I can’t count how many times I’ve fallen in love with a bar or restaurant – with its relaxed vibe, delicious food, gorgeous décor – only to discover that it is, in fact, a chain restaurant. Although this realisation was at first depressing – is everywhere a chain? I mean, really, everywhere? – it has completely opened my eyes to their appeal.
Firstly, a chain restaurant is by definition popular – and in the hunt for cute, individualistic places to eat and drink, this widespread popularity is somewhat denigrated, making the average La Tasca obsessive (yes, me) feel a bit embarrassed about my shameless attachment to their mass-produced croquettes. I too love finding distinctive little haunts in unexpected streets or exploring the more ‘hipster’ parts of Glasgow, but that doesn’t mean that craving a Las Iguanas is inherently boring, or that the same popularity that sees customers flock to one-off restaurants in the West End is any less celebrated just because there’s more than one of them. In fact, they’re convenient, tasty and always exactly what you want – you’re lying to yourself if you don’t enjoy a cheeky Nando’s now and then.

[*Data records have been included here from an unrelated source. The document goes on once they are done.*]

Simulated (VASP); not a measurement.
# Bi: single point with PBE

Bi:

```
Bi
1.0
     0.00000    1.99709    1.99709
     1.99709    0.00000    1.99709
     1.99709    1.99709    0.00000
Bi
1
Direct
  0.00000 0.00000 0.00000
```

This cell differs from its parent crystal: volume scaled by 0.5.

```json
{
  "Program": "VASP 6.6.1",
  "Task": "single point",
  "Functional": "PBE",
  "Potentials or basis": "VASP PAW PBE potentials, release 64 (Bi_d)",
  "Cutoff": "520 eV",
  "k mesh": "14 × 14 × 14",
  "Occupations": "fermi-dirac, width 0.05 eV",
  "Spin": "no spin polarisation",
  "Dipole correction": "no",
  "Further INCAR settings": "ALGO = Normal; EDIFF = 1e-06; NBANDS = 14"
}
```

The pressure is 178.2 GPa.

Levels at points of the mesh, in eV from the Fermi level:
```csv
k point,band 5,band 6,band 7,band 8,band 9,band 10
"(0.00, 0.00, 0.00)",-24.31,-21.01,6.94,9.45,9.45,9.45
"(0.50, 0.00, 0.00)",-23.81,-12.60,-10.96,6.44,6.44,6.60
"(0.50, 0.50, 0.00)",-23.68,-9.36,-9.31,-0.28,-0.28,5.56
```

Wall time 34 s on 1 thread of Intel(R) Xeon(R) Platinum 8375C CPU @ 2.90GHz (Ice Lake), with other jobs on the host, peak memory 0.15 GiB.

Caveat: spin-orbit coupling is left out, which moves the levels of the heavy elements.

And even though the food might not be as authentic as your average independent eatery, who’s to say that it isn’t appetising in its own right? Just because Asian fusion isn’t an authentic representation of each country’s individual food traditions doesn’t mean that it’s not flavoursome or inventive. This might be the fussy spaghetti bolognese lover in me talking, but occasionally simpler really is best.
Sometimes the very ubiquity of these dishes works in chain restaurants’ favour.Although I would always rather explore a city’s own unique food scene, sometimes it’s fun to investigate familiar names in unfamiliar locations: for me, Bella Italia’s polpette Americano is still completely delicious even though it can be found in cities all over Britain. And as trying to decide upon places to eat is notoriously difficult amongst my friends, sometimes the lure of a well-known menu is just too much to resist. So long live the chain restaurants of the world – providing good food to lazy diners everywhere.